Menu Trend: Padron Peppers

These peppers are popping up on menus across town, so we did a little research to help fans of peak summer produce stay informed.

By Allison Jones September 5, 2012

Padron peppers share center stage on the tapas bar at Bar Vivant.

The Trend: Fresh-from-the-farm Padron peppers, aka pimientos de Padrón, are appearing around Portland as simple pan-fried appetizers and flavorful accompanyments to entrees.
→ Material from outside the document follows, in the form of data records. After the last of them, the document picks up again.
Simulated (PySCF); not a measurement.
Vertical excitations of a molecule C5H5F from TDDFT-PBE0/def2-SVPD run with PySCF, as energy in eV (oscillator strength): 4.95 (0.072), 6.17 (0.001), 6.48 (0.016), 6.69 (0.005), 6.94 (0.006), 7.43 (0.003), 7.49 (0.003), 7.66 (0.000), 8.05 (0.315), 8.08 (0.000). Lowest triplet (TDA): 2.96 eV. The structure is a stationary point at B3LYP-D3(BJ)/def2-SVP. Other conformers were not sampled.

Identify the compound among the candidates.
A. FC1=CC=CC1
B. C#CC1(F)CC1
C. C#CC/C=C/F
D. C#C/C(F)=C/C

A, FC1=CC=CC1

What they are: Originally from the Galicia region of Spain, these small green chiles are roughly two inches long. The first documented introduction of the Padron to US markets was by Happy Quail Farm's pepper farmer David Winsberg in Coastal Northern California in the late 1990s, and since then they've worked their way up the coast and into our hungry Portland hearts. Local chef favorite Viridian Farms was among the first to offer true Padrón peppers in Oregon, but now many farms in the Portland region are following suit.

What they taste like: More often than not, you'll see these green beauties pan-fried in olive oil until their skin blisters and sprinkled with sea salt for a deceptively simple finger food. Don't let their plain jane presentation fool you, because after your first experience, their smoky, clean flavor will have you waiting for Padron season year after year. Roughly one in fifteen padron peppers will be spicy, but not blow-your-head-off spicy. Think of it as tapas roulette. 

Who’s using themAt Southwest newcomer Market, chef Troy Furuta puts his spin on the greenies by adding fried cheese curds, smoked sea salt, basil, and smoked pepper aioli. Diners can also order charred padron peppers with yuzu as a side, or accompanying the tortiglioni pasta with braised short ribs.

The meat masters at Laurelhurst Market get in touch with their green side with their heirloom melon and Padron pepper salad drizzled with guanciale vinaigrette. The peppers also appear on the side of Laurelhurst's smoked St. Louis-style pork ribs and Piedmontese Denver Steak.

Beaker & Flask is offering an Oregon Albacore dish decked with seared Padróns, smoked tomatoes, and baby octopus.

Southeast Belmont's Genoa proves yet again that summer is the best time for vegetarian fine dining with their Sformato di mais, a savory baked corn and goat cheese custard with seared padron peppers, pickled chanterelles, and cipollini agrodolce

Next door at Genoa's sibling bistro Accanto, diners can order classic Padróns (fried with olive oil and fleur de sel) at brunch or a tuna conserva dinner antipasto with grilled padron peppers, anchovies, and olives.

Wildwood is offering a Padrón pepper appetizer with salami, scallions, and sherry vinegar.

Toro Bravo has featured a traditional tapas dish of fried pimientos de Padrón on their late-summer menu since the restaurant first opened in 2007, and Pix's new East Burnside tapas spot Bar Vivant is following suit with fried-to-order peppers taking center stage on the affordable small-bites menu.